More informations
Our Mission
With GRADE we provide a pipeline to easily simulate robots in photorealistic dynamic environments. This will simplify the robotics research by a great extent by allowing easy data generation and precise custom simulations. The project is based on Isaac Sim, Omniverse and the open source USD format.
On our first work, we put the focus into four main components: i) indoor environments, ii) dynamic assets, iii) robot/camera setup and control, iv) simulation control, data processing and extra tools. Using our framework we generate an indoor dynamic environment dataset, and showcase various scenarios such as heterogeneous multi-robot setup and outdoor video capturing. The data generated is solely based on publicly available datasets and tools such as: 3D-Front, Google Scanned Objects, ShapeNet, Cloth3D, AMASS, SMPL and BlenderProc. This has been used to extensive test various SLAM libraries and synthetic data usability in human detection/segmentation task with both Mask-RCNN and YOLOv5. You can already check the data used for training, and the sequences we used to test the SLAM frameworks here.
After that, we used the very same framework to generate a dataset of zebras captured outdoor from aerial views, and demonstrated that we can train a detector without using real world images achieving 94% mAP. We already released the images and most of the data for you to experiment with.
Thanks to the ROS support and the python interface, each one of our modules can be easily removed from the pipeline, or exchanged with your custom implementations. Our framework is easily expandable and customizable for any use case, and we will welcome any contribution that you may have.
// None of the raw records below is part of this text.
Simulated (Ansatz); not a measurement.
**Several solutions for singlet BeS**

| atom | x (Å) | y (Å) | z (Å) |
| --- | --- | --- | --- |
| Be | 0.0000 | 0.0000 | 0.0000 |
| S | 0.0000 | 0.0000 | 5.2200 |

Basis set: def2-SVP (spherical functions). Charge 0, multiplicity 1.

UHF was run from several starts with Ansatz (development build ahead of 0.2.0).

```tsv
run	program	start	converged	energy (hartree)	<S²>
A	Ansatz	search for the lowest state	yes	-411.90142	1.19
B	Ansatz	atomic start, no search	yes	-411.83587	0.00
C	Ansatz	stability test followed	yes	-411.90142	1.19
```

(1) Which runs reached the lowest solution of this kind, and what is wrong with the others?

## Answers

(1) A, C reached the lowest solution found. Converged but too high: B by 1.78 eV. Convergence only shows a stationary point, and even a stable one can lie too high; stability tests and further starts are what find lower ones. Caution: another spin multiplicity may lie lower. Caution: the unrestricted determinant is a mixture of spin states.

Note that the use of ROS is neither necessary nor mandatory. You can use the system without any working knowledge of ROS or of its components.
Environments
While perception and processing capabilities of our robot increases, there's the need to increase also the quality of our simulated environments. This will enable research based on simulations that are more coherent with the real world that the robot will sense when deployed, closing the sim-to-real gap. Using Omniverse's connectors you can convert almost any environment to the USD format. This can then be imported directly in IsaacSim. Our conversion tool, based on BlenderProc, focuses on the 3D-Front dataset, the biggest available semantically-annotated indoor dataset with actual 3D meshes. However, as we show in our work we can easily import environments from other applications such as UnrealEngine, or download environments from popular marketplaces such as SketchFab. For example, we use the same system to convert BlenderProc environments (download them with this), and FBX files. Our script will automatically extract other useful information such as the STL of the environment, convert it to x3d (which can be then converted to octomap), and get an approximated enclosing polygon. Find more information on how you can easily convert an environment here.
Dynamic assets
Most of the robotics research is being carried out in static environments. This mainly because animated assets are difficult to simulate, place and manage. We focused mostly on animated clothed humans by converting and placing inside our environments Cloth3D and AMASS (CMU) animated assets. To do so, we implemented a simple to use tool that allows a streamlined conversion between SMPL mesh and clothes animation to the USD format. The tool is expandable to different body models (e.g. SMPL-X) or different data sources. The animations are then placed in the simulation with an easy to understand technique which can be easily exchanged with your own script. Our strategy use the STL trace of the animation and of the environment to check for collisions using a custom service based on MoveIt's FCL interface.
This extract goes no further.